When the president stepped up to the podium in Tucson, the mood was more like a pep-rally than a memorial service, but the crowd’s energy proved to liven the spirits of everyone in attendance.
The president’s speech that some are calling the “Tucson Address” has received much positive review. The Washington Post called it “admirable.”
The speech will likely go down in history as a shining moment in the Obama administration and demonstrated the ability of the president to lead not only the nation’s grieving, but to pave the way towards a better United States.
Both sides of the political spectrum largely praised the president’s speech as well. Conservative commentator Glenn Beck said of the speech on his radio program it was the “best he (Obama) has ever given.”
President Obama’s opponent in the 2008 presidential election, John McCain, said that Obama both “comforted” and “inspired” the country.
Obama’s speech had such a positive effect on the crowd, country and state of politics for many reasons.
The topic itself, a tragedy, helped to quench the usual political flames coming from crowds listening to the president speak. One must look to his most recent address to congress when Republican Rep. Joe Wilson yelled out “you lie.”
No one disputed the president’s honesty during this speech when he urged that a more civil public discourse could help us face the challenges of our nation, “in a way that would make them (the victims) proud.”
After the shooting, the political scene was overflowing with finger pointing and accusations as to which side caused the shooter to pull the trigger.
Obama’s speech continued to put forth his belief that “we are full of decency and goodness,” and that “the forces that divide us are not as strong as those that unite us.”
When the president gave small anecdotes and spoke of each victim as if he knew them he gave a sense of great value to each of their lives. He highlighted their accomplishments, their dreams and tied them into being uniquely American. These victims are forever embedded in U.S. history and the president affirmed it.
At points during Obama’s speech, the energy of the crowd helped to emphasize the healing process that Arizona and the rest of the country will be experiencing for weeks, months and years to come.
The president controlled the emotions of the crowd well during the speech and helped Americans understand that this tragedy is not only an event that should bring us together, but one that demands reflection on why and how it happened.

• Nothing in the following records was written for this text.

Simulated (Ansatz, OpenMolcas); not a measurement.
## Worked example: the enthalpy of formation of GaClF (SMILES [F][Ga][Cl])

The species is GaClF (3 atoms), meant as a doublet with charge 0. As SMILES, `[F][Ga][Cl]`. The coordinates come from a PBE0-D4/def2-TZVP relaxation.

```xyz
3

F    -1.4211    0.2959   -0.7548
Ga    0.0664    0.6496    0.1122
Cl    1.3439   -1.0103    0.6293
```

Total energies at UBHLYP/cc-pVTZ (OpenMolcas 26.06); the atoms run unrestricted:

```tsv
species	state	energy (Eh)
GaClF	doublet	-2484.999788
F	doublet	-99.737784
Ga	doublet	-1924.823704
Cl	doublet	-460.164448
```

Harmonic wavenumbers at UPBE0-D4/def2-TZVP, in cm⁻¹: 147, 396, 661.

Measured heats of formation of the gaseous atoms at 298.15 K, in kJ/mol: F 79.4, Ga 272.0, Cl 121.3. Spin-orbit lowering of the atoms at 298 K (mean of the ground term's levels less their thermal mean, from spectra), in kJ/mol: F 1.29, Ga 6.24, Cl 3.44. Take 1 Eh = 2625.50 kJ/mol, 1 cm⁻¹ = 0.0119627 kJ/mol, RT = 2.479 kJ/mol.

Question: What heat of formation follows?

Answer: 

“Our hearts are broken by their sudden passing,” Obama said, but then he gave the crowd a piece of information, which would fill their hearts with joy. He spoke of congresswoman Giffords opening her eyes for the first time and the crowd erupted with applause and cheer. He strongly said, “She knows that we are rooting for her.”
The president ended his speech effectively by using victim Christina Taylor-Green’s child-like innocence toward Giffords and the democratic process in general to speak on how the U.S. can become a better nation: “I want to live up to her expectations. I want our democracy to be as good as she imagined it.” The president urged Americans to “live up to our children’s expectations.”